Song of the day – Waterfall by the Stone Roses
Why? I stuck it on my ipod as we flew in over paddy fields as the sun was coming up, and it was one of those feel-good moments like something out of a movie
Greetings from Bangkok, or Sa-wa-dee-ka as we say round these parts. The last twenty-four hours are a bit of a blur to be honest – I’m sat back in our room with Hollie trying to remember everything that’s occurred. Because of the fact that we left the UK at nine in the morning and arrived here in Bangkok at six in the morning Thai time, the last thirty-six hours feel like one looong day punctuated only by the odd half hour catnap on the plane. We had a two-hour wait at Cologne-Bonn before we piled on to the Eurowings flight. I dropped 6mg of diazepam before we got onboard, more to try and help me to sleep on the flight – we both had a vague plan of getting a few hours kip so that we could hit the ground running in Thailand, but sleeping in an aeroplane seat for any length of time is easier said than done.

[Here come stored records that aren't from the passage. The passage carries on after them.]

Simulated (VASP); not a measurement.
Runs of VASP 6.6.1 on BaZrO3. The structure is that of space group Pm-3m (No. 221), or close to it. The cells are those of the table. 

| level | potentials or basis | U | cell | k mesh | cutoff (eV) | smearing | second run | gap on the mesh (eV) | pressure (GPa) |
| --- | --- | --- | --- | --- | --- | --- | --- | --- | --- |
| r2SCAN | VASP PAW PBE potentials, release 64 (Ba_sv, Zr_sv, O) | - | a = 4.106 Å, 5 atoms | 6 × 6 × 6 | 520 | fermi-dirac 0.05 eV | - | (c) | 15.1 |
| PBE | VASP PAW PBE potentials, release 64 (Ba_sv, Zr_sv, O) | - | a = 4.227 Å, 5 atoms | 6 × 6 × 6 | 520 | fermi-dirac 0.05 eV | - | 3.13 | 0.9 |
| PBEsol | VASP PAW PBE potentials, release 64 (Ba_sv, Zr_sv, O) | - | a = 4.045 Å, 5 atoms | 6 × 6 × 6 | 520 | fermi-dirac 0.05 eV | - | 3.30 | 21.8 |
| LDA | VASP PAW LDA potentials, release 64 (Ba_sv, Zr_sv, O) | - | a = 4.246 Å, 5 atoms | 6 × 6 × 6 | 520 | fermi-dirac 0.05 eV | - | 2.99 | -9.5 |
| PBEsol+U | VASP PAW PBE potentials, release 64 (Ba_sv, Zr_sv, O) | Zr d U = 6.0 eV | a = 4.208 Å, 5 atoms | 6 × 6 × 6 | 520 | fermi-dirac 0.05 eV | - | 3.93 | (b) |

The flight to Bangkok, it has to be said, was amazing. Built into the back of each seat was a tablet which has games, movies and TV series to watch along with an interative map of the flight route, all of which kept us entertained more or less for the duration of the flight. We left at 14:10, chasing the sun eastwards until it finally set on us when we were flying over the Carpathians. As if it knew we were coming, it rose again to welcome us as we flew in over the Andaman Sea. As we began the final approach the view from the window was that of a patchwork of flooded paddy fields shimmering in the morning light. Before we hit the tarmac we spotted the odd stilted house hovering over the rice fields, and the glinting golden rooves of pagodas.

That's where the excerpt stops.